Not all files are processed? Stream source with ContinuousFileMonitoringFunction

classic Classic list List threaded Threaded
4 messages Options
Reply | Threaded
Open this post in threaded view
|

Not all files are processed? Stream source with ContinuousFileMonitoringFunction

juanmirocks
Dear flinksters,


I'm using the class `ContinuousFileMonitoringFunction` as a source to monitor a folder for new incoming files. I have the problem that not all the files that are sent to the folder get processed / triggered by the function. Specific details of my workflow is that I send up to 1k files per minute, and that I consume the stream as a `AsyncDataStream`.

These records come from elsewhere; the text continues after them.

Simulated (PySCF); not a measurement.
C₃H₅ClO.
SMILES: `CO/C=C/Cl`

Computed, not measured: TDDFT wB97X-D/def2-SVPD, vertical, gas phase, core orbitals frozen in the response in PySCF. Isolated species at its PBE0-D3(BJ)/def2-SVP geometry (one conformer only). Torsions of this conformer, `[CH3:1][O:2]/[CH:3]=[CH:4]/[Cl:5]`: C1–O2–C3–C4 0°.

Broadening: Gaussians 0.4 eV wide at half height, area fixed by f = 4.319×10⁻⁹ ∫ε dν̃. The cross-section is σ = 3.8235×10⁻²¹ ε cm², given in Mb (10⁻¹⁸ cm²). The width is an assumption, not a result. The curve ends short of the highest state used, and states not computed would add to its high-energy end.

I myself raised an unrelated issue with the `ContinuousFileMonitoringFunction` class some time ago (https://issues.apache.org/jira/browse/FLINK-8046): if two or more files shared the very same timestamp, only the first one (non-deterministically chosen) would be processed. However, I patched the file myself to fix that problem by using a LinkedHashMap to remember which files had been really processed before or not. My patch is working fine as far as I can tell.

The problem seems to be rather that some files (when many are sent at once to the same folder) do not even get triggered/activated/registered by the class.


Am I properly explaining my problem?


Any hints to solve this challenge would be greatly appreciated ! ❤ THANK YOU

--
Juanmi, CEO and co-founder @ 🍃tagtog.net

    Follow tagtog updates on 🐦 Twitter: @tagtog_net

Reply | Threaded
Open this post in threaded view
|

Re: Not all files are processed? Stream source with ContinuousFileMonitoringFunction

Fabian Hueske-2
Hi,

Which file system are you reading from? If you are reading from S3, this might be cause by S3's eventual consistency property.
Have a look at FLINK-9940 [1] for a more detailed discussion.
There is also an open PR [2], that you could try to patch the source operator with.

Best, Fabian


Am Fr., 12. Okt. 2018 um 20:41 Uhr schrieb Juan Miguel Cejuela <[hidden email]>:
Dear flinksters,


I'm using the class `ContinuousFileMonitoringFunction` as a source to monitor a folder for new incoming files. I have the problem that not all the files that are sent to the folder get processed / triggered by the function. Specific details of my workflow is that I send up to 1k files per minute, and that I consume the stream as a `AsyncDataStream`.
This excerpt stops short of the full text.